Musicologists have long participated in discussions of landscape and nature, and there are many studies on the substantial historical repertoire that engages this representation. For example, the work of musicologists such Aaron Allen (2012), Daniel Grimley (2006, 2012), and Kyle Devine (2019, 2021) productively address broader context of material and resource needs for musical activity and changes in sensibility across the English cultural landscape. While my project is indebted to this scholarly tradition, I hope to add insights of the practical-materialist contexts to our current understanding of British music. Interdisciplinary research is paramount to my work and throughout my study I bring longstanding musicological discussion of sound and landscape into recent conversations across the environmental and energy humanities. Scholars such as Andreas Malm (2016), Imre Szeman (2017), Cara New Daggett (2019), and Heidi Scott (2019) have discussed the various ways energy is fundamental to cultural production. I build on their work by researching how music reception and production worked to hide, expose, and naturalize different sources of energy.  

 While in Scotland I had the chance to work in various interdisciplinary settings, helping me think through and across disciplines to see how they can successfully fit together and work in harmony. In Aberdeen, I had the opportunity to workshop and develop two dissertation chapters: the first, about the broader industrial and urban environmental contexts of Ralph Vaughan Williams’s A London Symphony (1914), and the second about the relationships between railway infrastructure and music production, with a specific focus on Railway Musical Societies. 

My work on Vaughan Williams’s A London Symphony explores how the composition is embedded within a broader network of connections between industrialism and musical culture. Although Vaughan Williams never confirmed a specific programmatic narrative for the piece, the symphony interlaces multiple references to London’s urban landscape, such as the chimes of Big Ben and the River Thames. The quotation of Big Ben’s clock chimes unmistakably anchors the symphony to its London setting, offering one of the most recognizable sonic references to the city. However, it serves as more than just a marker of location; it signifies the intertwining of urban industrialism, railway expansion, and London’s position within Britain’s empire. Early twentieth century time keeping was in flux. The Great Western Railway institutionalized railway time in 1840 eventually leading to the fixing of London as the 0 degree in Greenwich Mean Time, implemented in the 1880s. Thus, Vaughan Williams’s quotation of the clock chimes would have not only been an iconic marker of London’s soundscape, but also a reminder of near constant industrial expansion and a signal of the dominating position of London and the British parliament. 

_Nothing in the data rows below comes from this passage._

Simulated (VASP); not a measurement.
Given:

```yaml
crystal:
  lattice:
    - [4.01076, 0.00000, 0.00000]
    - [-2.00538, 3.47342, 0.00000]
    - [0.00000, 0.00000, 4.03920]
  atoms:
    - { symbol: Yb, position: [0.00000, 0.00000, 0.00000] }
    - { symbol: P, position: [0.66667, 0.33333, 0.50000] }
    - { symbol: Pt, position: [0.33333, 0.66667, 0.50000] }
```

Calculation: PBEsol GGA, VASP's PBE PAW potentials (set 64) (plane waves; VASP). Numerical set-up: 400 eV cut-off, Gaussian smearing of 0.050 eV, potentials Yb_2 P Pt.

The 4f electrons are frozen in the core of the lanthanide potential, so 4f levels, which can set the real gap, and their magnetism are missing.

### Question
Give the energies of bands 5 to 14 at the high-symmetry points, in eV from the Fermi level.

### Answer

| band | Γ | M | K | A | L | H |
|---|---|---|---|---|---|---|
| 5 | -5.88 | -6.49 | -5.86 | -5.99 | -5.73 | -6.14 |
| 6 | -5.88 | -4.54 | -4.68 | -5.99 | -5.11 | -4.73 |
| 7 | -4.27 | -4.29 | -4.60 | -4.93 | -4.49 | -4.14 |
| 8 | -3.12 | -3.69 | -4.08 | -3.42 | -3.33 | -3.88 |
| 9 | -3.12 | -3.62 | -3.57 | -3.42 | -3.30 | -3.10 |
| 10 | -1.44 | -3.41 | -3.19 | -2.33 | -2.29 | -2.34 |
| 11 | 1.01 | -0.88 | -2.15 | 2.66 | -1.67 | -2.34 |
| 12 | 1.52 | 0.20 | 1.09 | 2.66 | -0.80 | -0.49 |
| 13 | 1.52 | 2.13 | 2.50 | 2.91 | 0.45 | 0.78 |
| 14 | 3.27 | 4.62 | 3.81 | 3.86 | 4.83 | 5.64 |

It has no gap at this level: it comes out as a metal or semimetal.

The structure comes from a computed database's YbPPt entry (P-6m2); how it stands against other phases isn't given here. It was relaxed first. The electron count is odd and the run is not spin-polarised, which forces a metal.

Further, references to the Thames throughout the symphony also imply interesting connections to London’s industrial realities. The Thames was important to how London was imagined both in terms of its geographical role in dividing the city as well as its central position within London’s industrial expansion. The embankments, one of the largest engineering feats of the late nineteenth century, solidified the association of the Thames with manmade engineering triumphs and control. Many listeners associated the prologue and epilogue of A London Symphony with the river Thames, depicted primarily as soft with well blended timbres and little dynamic contrast. Yet, for many living in London in the early twentieth century, the river would have not necessarily symbolized a quiet and slow-moving environment, but instead a source of hard and strenuous employment. Those who worked at London’s ports would have witnessed a more chaotic and louder environment and Vaughan Williams’ musical representation does not align with this more chaotic and stressful environment some may have associated with the waterway. Rather, it seems that the leisurely space through which Vaughan Williams experienced the Thames, via the embankments, was the primary inspiration for the waterway throughout A London Symphony. 

LNER Musical Society Programme cover, 1924

LNER Musical Society program cover pages 1924; National Railway Museum Archives

My second chapter explores the connections between increasing railway expansion, music making, and mobility. By the turn of the twentieth century, Britain’s widely acknowledged and growing industrial achievements reverberated across the nation’s music industry. The development of railways, in particular, played a significant role in this transformation, and alongside the establishment of a national railway network, numerous railway company musical societies emerged. These societies were comprised of staff members who volunteered their time to rehearse and perform in either a choir or an orchestra. By the 1910’s, these orchestral ensembles and choirs had grown in size and popularity, and went on to have busy concert schedules. For example, by 1925 the LNER Society had already performed 130 concerts of their own, in addition to playing at other railway sponsored charitable events.  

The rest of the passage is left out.